Members' Paddock
Member No.
  Forgotten your password?


We have just learned from Tim Schenken in Australia the sad news that Life Member Neil Crang died on the 20th July at the age of 70.

It was while he was studying Economics at Monash University, Melbourne that Neil had his first taste of motor sport in autocross and rallycross but it was not until he moved to Geneva, Switzerland to pursue a career as a commodities broker in the 1970s that he was able to start racing regularly. He teamed up with Ian Taylor to run a pair of Tiga SC79s in the Chequered Flag British Sports 2000 championship which Ian won. Continuing with Sports 2000 in 1980, Ian and Neil, with Swiss Mario Hytten as third driver, entered the Brands Hatch 6 Hours round of the World Manufacturers’ Championship. After Ian had qualified fastest in the class well up among more potent machinery, the trio finished 15th overall, and third Sports 2000, in what became a two-part race overshadowed by the fatal accident to Martin Raymond.

Another Swiss driver, Angelo Pallavicini, teamed up with Neil in 1981 for four of the major endurance events – Daytona, Sebring, Silverstone and Brands Hatch – in Pallavicini’s Porsche 934 and were joined by John Sheldon the following year when they started, but failed to finish, Neil’s first venture into the Le Mans 24 Hours. In 1982 and 1983 Neil undertook full seasons in the British Formula Atlantic Championship with a Tiga FA82, regularly finishing in the top six with third places at Mallory Park (1982) and Donington Park (1983) being his best race results. In 1982 Neil finished fifth in the championship and went one place better the following year. Also in 1982 Neil finished fourth in the Macau Grand Prix in the Asian classic’s last year before switching to Formula 3.
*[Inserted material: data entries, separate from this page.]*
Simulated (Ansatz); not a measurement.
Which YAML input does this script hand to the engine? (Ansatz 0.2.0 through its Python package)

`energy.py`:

Having acquired a shareholding in the Tiga company and a taste for endurance racing, Neil encouraged Tiga founder Howden Ganley to build him a Group C car which, powered by a 5-litre Chevrolet engine, made its first appearance in the 1983 Brands Hatch 1000 Ks round of the World and European Endurance Championships. With Gordon Spice as team mate, they finished in 14th place with the Tiga GC83 but did rather better than this a few weeks later by finishing seventh overall in the Imola 1000 Ks behind only a works Lancia LC-83 and five Porsche 956s. Thus encouraged, for 1984 Neil and Gordy aimed to embark on a full season as Spice Tiga Racing in Group C Junior, the predecessor of Group C2, with a Cosworth DFV-powered Tiga GC84 and Ray Bellm as third driver. After a difficult start, which included being forced to retire at Le Mans while going well after Neil crashed at Tertre Rouge, from the Nurburgring 1000 Ks onwards the team won the category five times in succession.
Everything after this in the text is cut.